Does Information Want to Be Free? Yes and No

By STEVE G. STEINBERG

Aug. 31, 1995 12 AM PT

Steve G. Steinberg ([email protected]) is an editor at Wired magazine

For the digerati, the slogan “Information wants to be free” is both a political rallying cry and a fundamental law of nature. That’s a suspicious combination: The history of science is filled with examples of political beliefs determining what is “natural.”

It makes me wonder if the ease with which digital information can be copied is the result of how computers are currently designed rather than any natural law. After all, scientists and engineers--the people who brought us the digital era--are inclined to support the free flow of information. Perhaps if computers were designed by lawyers, it would seem that information wants to be expensive.

What started me thinking about this was the recent spate of announcements concerning new techniques for discouraging unauthorized copying. It shouldn’t come as a surprise that copy protection is currently a hot topic. More and more publishers are offering their wares on the Internet, and they all desperately wish that digital information would behave more like words on paper.

What is surprising are the actual anti-copying schemes. They’re radically different than the software protection techniques you might remember from the 1980s--more sophisticated, less obtrusive and consequently more likely to be accepted by consumers and publishers. If these schemes catch on, they will fundamentally change the “natural laws” of information.

In the early days of the digital revolution, most anti-copying schemes focused on prevention. The goal was to make copying software as hard as possible, and a number of clever techniques were developed that made life difficult for software pirates. Unfortunately, they also made life difficult for honest users. The resulting consumer outcry quickly drove copy-prevention schemes out of the market.

It was a decisive rout, but the designers of anti-copying schemes appear to have learned from it. The new generation of techniques focuses on detection. Instead of trying to prevent copying, they help ferret out unauthorized copies. This way, only dishonest users are affected. It’s the difference between a library that restricts access to its stacks in order to prevent theft and one that installs book detectors.

Perhaps the simplest example of copy detection is the scheme developed for electronic documents at AT&T; Bell Laboratories. The system makes tiny adjustments to the spacing between words so that each copy of a document is unique. The alterations are too small for the human eye to notice, but they can be detected by computer.

The result is a “digital watermark” that is unique and inextricably intertwined to each copy. True, the watermark doesn’t prevent someone from printing out a confidential memo and faxing it to their friends. But if an unauthorized copy turns up, it can be analyzed and traced back to the source. That makes for a powerful deterrent.
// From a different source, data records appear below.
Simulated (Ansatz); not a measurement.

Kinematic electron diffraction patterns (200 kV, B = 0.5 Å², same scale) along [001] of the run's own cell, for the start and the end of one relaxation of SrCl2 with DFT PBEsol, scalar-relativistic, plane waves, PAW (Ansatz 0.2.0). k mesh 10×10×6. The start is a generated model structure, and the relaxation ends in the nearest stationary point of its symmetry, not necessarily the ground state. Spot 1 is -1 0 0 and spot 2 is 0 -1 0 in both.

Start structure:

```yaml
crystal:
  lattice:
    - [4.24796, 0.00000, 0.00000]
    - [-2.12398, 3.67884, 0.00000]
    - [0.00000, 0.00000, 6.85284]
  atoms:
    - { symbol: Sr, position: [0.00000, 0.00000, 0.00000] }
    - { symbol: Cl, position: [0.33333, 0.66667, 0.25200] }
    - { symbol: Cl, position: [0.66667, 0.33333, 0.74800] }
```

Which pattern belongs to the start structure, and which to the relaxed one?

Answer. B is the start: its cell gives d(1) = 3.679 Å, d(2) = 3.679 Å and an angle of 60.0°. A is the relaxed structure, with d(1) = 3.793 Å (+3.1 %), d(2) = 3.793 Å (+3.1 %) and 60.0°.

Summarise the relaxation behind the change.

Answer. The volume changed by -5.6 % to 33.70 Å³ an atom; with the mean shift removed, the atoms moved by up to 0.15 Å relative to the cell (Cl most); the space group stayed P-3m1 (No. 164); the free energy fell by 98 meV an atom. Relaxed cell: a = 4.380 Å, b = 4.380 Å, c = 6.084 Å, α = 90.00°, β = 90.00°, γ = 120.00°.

More sophisticated versions of digital watermarking that work with images and sound have also been developed. For example, Digimarc, a small start-up in Portland, Ore., recently announced a system that encodes data into an image by subtly altering individual pixels. The system could be used by a photographer to attach her name to digital photos in order to prove authorship. Or, an image stock house might encode serial numbers into their images so that illegal copies could be traced back to the source.

The encoded data is invisible to the human eye, and nearly impossible to modify or remove. Even if an image is manipulated with Adobe Photoshop filters or printed out and scanned back in, the data will still be intact.

Digital watermarking schemes are elegant and have a lot of potential uses. But they primarily deter copying with the threat of getting caught rather than with detection. After all, unless the police are searching through garbage cans and computer directories for duplicate watermarks, most unauthorized copying will still go unnoticed.

This shortcoming persuaded researchers at Stanford University to develop a more proactive copy-detection technique. The system is essentially an automated watchdog that can check documents found on Usenet newsgroups or World Wide Web sites against a database of registered documents. If it finds two documents that are very similar, it flags the violation for human examination.

The database doesn’t contain the full text of every document--that would require too much memory. Instead, it calculates a unique fingerprint for each document and uses these for comparisons. Such a tool might be used by a magazine or book publisher to scour the Net every now and then for copyright infringement.

Admittedly, the system is far from infallible. Encryption, for example, would prevent messages from being analyzed. But, just as with digital watermarking schemes, the goal is to deter rather than prevent.

To explain why copy-detection schemes don’t need to be perfect, John Brassil, a scientist at Bell Labs, compares them to padlocks. Everyone knows that padlocks can be easily clipped, yet we still rely on them. Partly as totems and partly in the hopes that it will be enough of a bother to persuade thieves to pick an easier target.

With this in mind, current copy-detection schemes are almost certainly good enough to be credible deterrents. But technical feasibility isn’t enough to ensure the acceptance of copy detection. Just as important is whether consumers come to see it as necessary and beneficial.

Will copy detection be seen as only helping to line publishers’ coffers, or will it be credited for improving the quality and quantity of information available on-line? That’s really just another way of asking the question we started with: Does information want to be free?

While trying to figure out the answer, I asked Digimarc’s Geoffrey Rhodes why the average person would want to use digital watermarks. He replied with a question of his own: “Why do artists sign their paintings?”

That’s exactly right.

Information wants to be free, and it doesn’t. It wants to be freely distributed (since it doesn’t cost anything to do so) but it doesn’t want to be free from attribution. That’s because those who create information want credit, and those who consume information want to know where it comes from. Copy-detection schemes answer both needs.

Perhaps I’m fooling myself by thinking that the desire to be free and attributed are the real laws of information. But it just feels natural.